If the leader dies after the client send a command to it, the client will not get the callback from the "leader" it connects to. The command may be committed (the new leader has received the append entries request before the previous leader dies) or may be deleted (the new leader did not receive the append entires request).

How to notify the client?

Server Event Loop

Consolidate all state changes and command execution to the event loop in server.go.

Binary Log

Refactor the log and commands to allow for generic binary encoding.

  • Log refactor
  • Command refactor

Log Recovery

When reading the log, if a line is corrupt then truncate the log from the last correct entry.

Better logging and debugging method

I hope we can do better logging and error handling.

The log.Println only print to second level, which is not accurate enough for our debugging purpose.
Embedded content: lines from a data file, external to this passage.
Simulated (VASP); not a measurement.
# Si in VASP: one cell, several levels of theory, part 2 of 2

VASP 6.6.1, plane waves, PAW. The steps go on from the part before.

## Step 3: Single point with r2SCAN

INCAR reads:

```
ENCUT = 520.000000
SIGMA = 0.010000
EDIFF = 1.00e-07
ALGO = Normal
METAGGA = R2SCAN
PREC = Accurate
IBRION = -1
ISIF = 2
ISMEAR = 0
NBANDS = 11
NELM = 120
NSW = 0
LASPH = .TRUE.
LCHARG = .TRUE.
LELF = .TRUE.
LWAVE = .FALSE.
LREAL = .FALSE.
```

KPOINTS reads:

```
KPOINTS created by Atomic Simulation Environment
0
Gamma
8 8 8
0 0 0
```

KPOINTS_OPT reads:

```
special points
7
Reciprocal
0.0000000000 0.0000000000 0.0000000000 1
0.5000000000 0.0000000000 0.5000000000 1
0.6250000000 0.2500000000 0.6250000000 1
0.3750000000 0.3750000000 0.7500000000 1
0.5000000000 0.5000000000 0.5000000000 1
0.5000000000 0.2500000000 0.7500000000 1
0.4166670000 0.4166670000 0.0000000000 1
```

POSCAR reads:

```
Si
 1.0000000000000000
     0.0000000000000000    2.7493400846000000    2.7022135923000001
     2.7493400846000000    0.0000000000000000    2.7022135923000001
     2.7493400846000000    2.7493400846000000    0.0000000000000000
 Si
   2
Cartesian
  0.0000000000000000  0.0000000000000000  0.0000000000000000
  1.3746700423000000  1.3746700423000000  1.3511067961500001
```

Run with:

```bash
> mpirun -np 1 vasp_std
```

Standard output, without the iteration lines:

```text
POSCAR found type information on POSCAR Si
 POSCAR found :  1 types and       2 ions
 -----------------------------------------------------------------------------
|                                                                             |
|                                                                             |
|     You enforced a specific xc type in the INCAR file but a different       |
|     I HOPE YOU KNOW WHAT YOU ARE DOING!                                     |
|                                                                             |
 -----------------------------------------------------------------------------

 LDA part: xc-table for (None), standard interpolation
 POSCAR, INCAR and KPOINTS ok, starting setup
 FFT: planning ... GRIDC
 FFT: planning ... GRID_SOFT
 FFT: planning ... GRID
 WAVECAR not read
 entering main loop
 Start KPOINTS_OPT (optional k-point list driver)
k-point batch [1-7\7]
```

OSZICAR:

Think more carefully about which part should be panic and which is only a temp error.

The current debugging method I take is to set heartbeat and election timeout very quick(several ms) and keep on killing leader and sending commands to the current leader.

After we do better logging and panic, we can more easily trace down the sequence and cause of the problem

Race condition during leader stepdown

  1. Node 1 is leader. It has 20 entries in its log, the first 10 of which are committed. It has pushed all 20 to Node 2, but let's assume Nodes 3, 4, and 5 haven't seen any of these uncommitted entries.
  2. Somehow Node 3 gets elected while Node 1 isn't looking. It only has 10 entries in its log.
  3. Node 3 sends Node 1 an AppendEntries with a higher term number, and Node 1 steps down. It truncates its log to entry 10.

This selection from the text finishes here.